The 19th Century Rare Book and Photograph Shop has established itself as one of America's most important dealers and collectors of historical images over more than four decades. Founded by Stephan Loewentheil, who left his legal career to pursue a passion for books and photography, the shop has built collections of remarkable precision and historical significance. Today, his son Jacob has taken over the business, continuing the family tradition while bringing a fresh generational perspective to the collection of vintage photographs.
Under Jacob's leadership, the shop has created several major collections of historic photography, including works focusing on 19th century China, the Civil War period, and Western American photography. The latter collection specializes in photographic plates taken with the iconic Mammoth camera, the world's largest photographic apparatus of its time. This collection features works by the most prominent photographers of the American West: Carleton Watkins, Charles Leander Weed, Eadweard Muybridge, William Henry Jackson, and Edward Curtis.
A recurring theme throughout these images is Yosemite National Park, a true jewel of America's natural world and a founding symbol of the nation's identity. The Loewentheil collection includes some of the earliest photographs of Yosemite, dating from the 1850s to 1870s, as well as rare drawings by artist Thomas A. Ayres that first revealed the waterfalls of this magnificent valley to the public. Among the collection's treasures is a superb 1880s album featuring views by Carleton Watkins and Isaiah Taber, two major figures in mid-19th century California photography.
These photographers' images of waterfalls, giant sequoias in Mariposa Grove, and monumental rock formations reveal the full power of the park as both a place of contemplation and an emblem of American grandeur. Several large-format works by photographer Eadweard Muybridge demonstrate how Yosemite National Park inspired photographic vision and technique. Before becoming known for his work in stereoscopy, Muybridge had established himself as a major figure among San Francisco's landscape photographers.

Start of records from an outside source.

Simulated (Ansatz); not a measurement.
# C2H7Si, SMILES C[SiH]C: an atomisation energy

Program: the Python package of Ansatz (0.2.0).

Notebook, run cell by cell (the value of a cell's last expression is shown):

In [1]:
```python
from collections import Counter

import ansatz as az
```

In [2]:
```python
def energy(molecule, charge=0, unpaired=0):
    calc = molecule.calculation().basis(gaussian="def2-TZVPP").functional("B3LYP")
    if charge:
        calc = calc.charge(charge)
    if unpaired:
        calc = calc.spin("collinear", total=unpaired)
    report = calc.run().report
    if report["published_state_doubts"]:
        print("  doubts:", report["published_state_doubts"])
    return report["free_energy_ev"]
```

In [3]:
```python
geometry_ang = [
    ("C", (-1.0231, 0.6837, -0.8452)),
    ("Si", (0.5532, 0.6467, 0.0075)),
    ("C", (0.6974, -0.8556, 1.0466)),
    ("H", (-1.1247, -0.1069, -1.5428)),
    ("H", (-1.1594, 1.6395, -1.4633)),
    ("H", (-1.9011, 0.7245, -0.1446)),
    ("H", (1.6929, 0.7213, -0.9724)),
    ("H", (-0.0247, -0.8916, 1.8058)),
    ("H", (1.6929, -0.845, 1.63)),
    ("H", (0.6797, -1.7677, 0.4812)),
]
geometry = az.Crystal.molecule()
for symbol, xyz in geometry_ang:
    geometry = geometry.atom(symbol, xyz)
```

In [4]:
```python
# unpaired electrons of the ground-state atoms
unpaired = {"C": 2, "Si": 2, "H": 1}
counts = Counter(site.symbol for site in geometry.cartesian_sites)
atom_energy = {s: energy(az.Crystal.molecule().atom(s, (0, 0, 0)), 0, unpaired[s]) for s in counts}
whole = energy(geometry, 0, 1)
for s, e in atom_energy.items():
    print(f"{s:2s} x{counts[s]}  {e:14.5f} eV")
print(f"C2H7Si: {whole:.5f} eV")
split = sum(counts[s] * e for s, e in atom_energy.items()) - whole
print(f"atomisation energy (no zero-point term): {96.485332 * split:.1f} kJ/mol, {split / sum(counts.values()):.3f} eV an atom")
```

In 1872, Muybridge undertook an ambitious photographic expedition to Yosemite that would prove groundbreaking. Over six months, he created nearly five hundred views that were among the most daring of their time. Breaking with the conventions of the era, he adopted very modern viewpoints, choosing vertiginous heights from the tops of cliffs and waterfalls. As Philip Brookman, chief curator of the Corcoran Gallery of Art in Washington, explains in a catalog devoted to Muybridge ("Eadweard Muybridge," Tate Britain, 2010): "Muybridge's images were markedly different from those of Watkins or any other Yosemite photographer before him... because he was more concerned with effects of light, clouds, and moving water than with the solidity of forms. He painted the temporality of nature with the visual tools of light, atmosphere, and composition."
Through these two bodies of work and the broader collection that continues to grow, the unique role of the 19th Century Rare Book and Photograph Shop becomes clear. By gathering, preserving, and disseminating these images, the shop enables today's audiences to rediscover the foundational works that shaped how we view Yosemite and the American landscape. The collection also offers insight into the different photographic approaches that have influenced our understanding of nature and national identity throughout history.